In that special case then, the emf
developed in the conductor is equal to 𝑣 times 𝐵 times 𝑙. We can see that emf attains a
maximum value when 𝜃 is 90 degrees. On the other hand, let’s imagine
the opposite extreme, that the motion of our conductor is entirely parallel with the
magnetic field. In that case, 𝜃 is zero
degrees. And we know the sin of zero degrees
is zero. And so with that factor in our
equation equaling zero, we know the emf will be zero too. No emf is induced if our conductor
moves only parallel to the magnetic field.

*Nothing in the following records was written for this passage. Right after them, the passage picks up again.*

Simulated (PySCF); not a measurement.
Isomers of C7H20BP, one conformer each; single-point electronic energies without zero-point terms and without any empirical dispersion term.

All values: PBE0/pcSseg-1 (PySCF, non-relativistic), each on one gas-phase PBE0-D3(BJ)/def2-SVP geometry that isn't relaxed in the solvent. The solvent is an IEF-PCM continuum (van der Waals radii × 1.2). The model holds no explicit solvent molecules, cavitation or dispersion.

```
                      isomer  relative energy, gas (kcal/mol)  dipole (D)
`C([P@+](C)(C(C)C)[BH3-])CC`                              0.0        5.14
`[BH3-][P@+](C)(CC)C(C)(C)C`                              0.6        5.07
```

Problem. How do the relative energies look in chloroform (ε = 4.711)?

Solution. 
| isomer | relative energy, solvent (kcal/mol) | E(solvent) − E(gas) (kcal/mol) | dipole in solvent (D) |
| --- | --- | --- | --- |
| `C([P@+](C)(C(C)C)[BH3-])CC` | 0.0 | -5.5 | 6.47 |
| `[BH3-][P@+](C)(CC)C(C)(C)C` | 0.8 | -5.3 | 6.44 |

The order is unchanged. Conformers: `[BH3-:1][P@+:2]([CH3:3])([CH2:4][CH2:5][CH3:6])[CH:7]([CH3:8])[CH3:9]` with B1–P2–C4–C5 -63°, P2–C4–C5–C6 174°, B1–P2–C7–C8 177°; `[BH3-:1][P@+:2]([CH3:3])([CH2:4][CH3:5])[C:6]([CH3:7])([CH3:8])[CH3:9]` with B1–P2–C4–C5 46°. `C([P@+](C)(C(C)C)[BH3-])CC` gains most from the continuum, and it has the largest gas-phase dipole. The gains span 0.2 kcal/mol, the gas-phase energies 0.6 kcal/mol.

Now that we’ve gotten a sense for
where this equation comes from, let’s get some practice applying it through an
example exercise.
A 7.2-centimeter-long conducting
rod moves through a 36-millitesla uniform magnetic field, as shown in the
diagram. The rod travels at 4.5 centimeters
per second.
Before we get to the first part of
our question, let’s consider this diagram. In it, we see a conducting rod with
two ends, the top end called 𝐴 and the bottom end called 𝐵, that’s in motion at a
steady speed — we can call that speed 𝑣 — through a uniform magnetic field. Now, that speed is 4.5 centimeters
per second. And the field that the conducting
rod moves through, we can see, is directed into the screen. Let’s call the magnitude of this
field 𝐵. And we’re told that it’s equal to
36 millitesla or, in other words, 36 times 10 to the negative third tesla.
Along with all this, we’re told the
length of this conducting rod. We’ll call that length 𝑙. And we can see it’s given as 7.2
centimeters. So our conducting rod of this
length is moving with this speed through a magnetic field of this strength. Knowing this, let’s now look at the
first part of our question.
What is the magnitude of the
potential difference across the rod?
Well, it may surprise us that
there’s any potential difference, but indeed there is. We know this based on the fact that
the emf, or the potential difference, induced in a conducting rod is equal to the
rod’s length times the strength of the magnetic field it moves in times its speed,
so long as the rod is moving perpendicular to the magnetic field. We see in this case that that is
indeed happening, that the rod is moving to the right, while the magnetic field is
pointed 90 degrees to that into the screen.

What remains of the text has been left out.